Beyond contractual façades, these elements are present in most location-based platform work, for instance food-delivery, ride-hailing and domestic work. Some online platforms would however meet the criteria too, organising and controlling work in line with the application of the draft directive.
They do not allow online workers to outsource tasks to others (or bots) or to have contacts with clients outside the platform. They also supervise work and assess its quality, by monitoring how long a worker takes to complete a task or by using customers’ ratings and acceptance of the tasks executed by ‘crowdworkers’. These benchmarks also typically determine a ranking of online workers, with only the best performers receiving further remunerative tasks.
The criteria triggering the presumption of employment status enshrine key jurisprudence from the case law of several European countries, where courts—including the supreme courts of France, Germany and Spain—have challenged the self-employment status of platform workers and reclassified them as fully-fledged employees. Many national legislatures and domestic judges are thus familiar with these elements, which should make reaching a political consensus around the proposal and transposing the directive smoother.
Another purpose of the directive is to promote ‘transparency, fairness and accountability in algorithmic management in platform work and by improving transparency in platform work’. The working conditions of platform workers are fundamentally affected by such algorithmic decisions as to their pay, ranking and ability to receive further work.

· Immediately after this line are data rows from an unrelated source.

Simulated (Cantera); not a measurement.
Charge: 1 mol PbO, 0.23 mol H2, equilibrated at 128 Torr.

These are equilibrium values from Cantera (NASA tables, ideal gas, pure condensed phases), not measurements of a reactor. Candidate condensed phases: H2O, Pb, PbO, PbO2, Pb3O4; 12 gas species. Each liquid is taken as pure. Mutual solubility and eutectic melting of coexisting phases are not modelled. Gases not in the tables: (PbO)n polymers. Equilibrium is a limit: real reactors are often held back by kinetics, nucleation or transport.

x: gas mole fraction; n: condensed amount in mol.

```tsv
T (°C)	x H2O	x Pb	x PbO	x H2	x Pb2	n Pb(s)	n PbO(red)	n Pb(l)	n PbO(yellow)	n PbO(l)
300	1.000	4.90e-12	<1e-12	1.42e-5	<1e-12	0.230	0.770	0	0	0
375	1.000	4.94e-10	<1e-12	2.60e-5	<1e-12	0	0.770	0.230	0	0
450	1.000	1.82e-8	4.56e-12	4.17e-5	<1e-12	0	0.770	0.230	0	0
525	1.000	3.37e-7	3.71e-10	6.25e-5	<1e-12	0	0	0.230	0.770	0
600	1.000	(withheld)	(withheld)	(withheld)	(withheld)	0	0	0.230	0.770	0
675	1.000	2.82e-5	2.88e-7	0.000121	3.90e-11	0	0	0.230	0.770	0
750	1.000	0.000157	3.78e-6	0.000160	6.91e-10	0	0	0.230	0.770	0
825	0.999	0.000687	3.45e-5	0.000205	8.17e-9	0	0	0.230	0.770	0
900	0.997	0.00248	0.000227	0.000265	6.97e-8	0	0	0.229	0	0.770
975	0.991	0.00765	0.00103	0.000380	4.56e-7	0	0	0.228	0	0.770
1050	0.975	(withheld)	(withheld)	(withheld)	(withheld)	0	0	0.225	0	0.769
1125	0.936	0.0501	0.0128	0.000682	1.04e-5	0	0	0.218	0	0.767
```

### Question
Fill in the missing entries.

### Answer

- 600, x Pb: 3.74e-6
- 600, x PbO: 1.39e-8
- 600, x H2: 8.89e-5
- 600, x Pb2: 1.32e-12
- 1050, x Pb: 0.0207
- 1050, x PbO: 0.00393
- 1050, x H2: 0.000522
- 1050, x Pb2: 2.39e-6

Not only would an organisational model based on algorithmic management be one of the triggers for the presumption of employment but also the directive would regulate such automated decisions. Platforms would have to provide adequate information to workers and their representatives about the categories of actions monitored, supervised and assessed (including by clients, through ratings) and the main parameters such systems could encompass. Furthermore, the proposal would oblige risk assessment and mitigation, consistent with a human-in-command approach.
The text complements and strengthens the standard set in the General Data Protection Regulation. It explicitly provides for a right to explanation for a decision taken—even only supported—by automated systems that significantly affects working conditions: access to tasks, earnings, occupational safety and health, working time, promotion, restriction, suspension or termination. All decisional options upheld by data-driven instruments would have to be presented in an accessible way, so as to allow workers to challenge them. This debunks many myths as to ‘algorithmic impenetrability’—where opacity is often used as an alibi to undermine legibility and contestability—and would guarantee a pre-emptive right to understand the consequences of certain conducts.
Very recently, case law has started to address the infringements by ‘algorithmic bosses’ of data protection, anti-discrimination and health and safety. The directive embraces this multidimensional perspective. A ‘workplace fair process’ model is envisaged, in line with duties applying to conventional employers which exercise unilateral discretionary powers. Platforms would have to share written information about decisions with significant impact, such as termination, denial of remuneration or change in contractual terms.
Without qualification, the social acquis providing minimum standards in working conditions and labour rights across the union would extend to platform workers. The time of platform exceptionalism seems to be over.
Nonetheless, while a growing body of literature engages with the need to overcome a narrow interpretation of EU anti-trust law, the latter could ban some vulnerable platform workers from collective bargaining if they do not meet the standard of employees under the draft directive—the instrument is silent on this. It would only require digital labour platforms to inform and consult workers’ representatives on algorithmic management when they consider adopting or amending automated monitoring or decision-making systems.
This aims to promote social dialogue but leaves us short of the protection of collective bargaining rights for all, regardless of employment status, granted by international law. Even if some important rules regarding transparency of algorithms are extended to the self-employed, lack of recognition of collective agency and voice for these workers could limit their effectiveness.
Undoubtedly, however, the commission has adopted a bold posture, matching to an extent the expectations of the proposal and the positive atmosphere surrounding the European Pillar of Social Rights. While it is too early to say if the text will maintain its current form, the resolution approved earlier this year by the European Parliament could be read as advance endorsement.
A wide consensus is emerging in policy-making and public opinion. For the first time, the front of platform companies has fragmented. Some major operators are openly challenging the proposition, foreseeing nefarious consequences for their profitability. Others have however already started to comply with national laws about employment status and rights—showing how innovation and regulation can go hand in hand.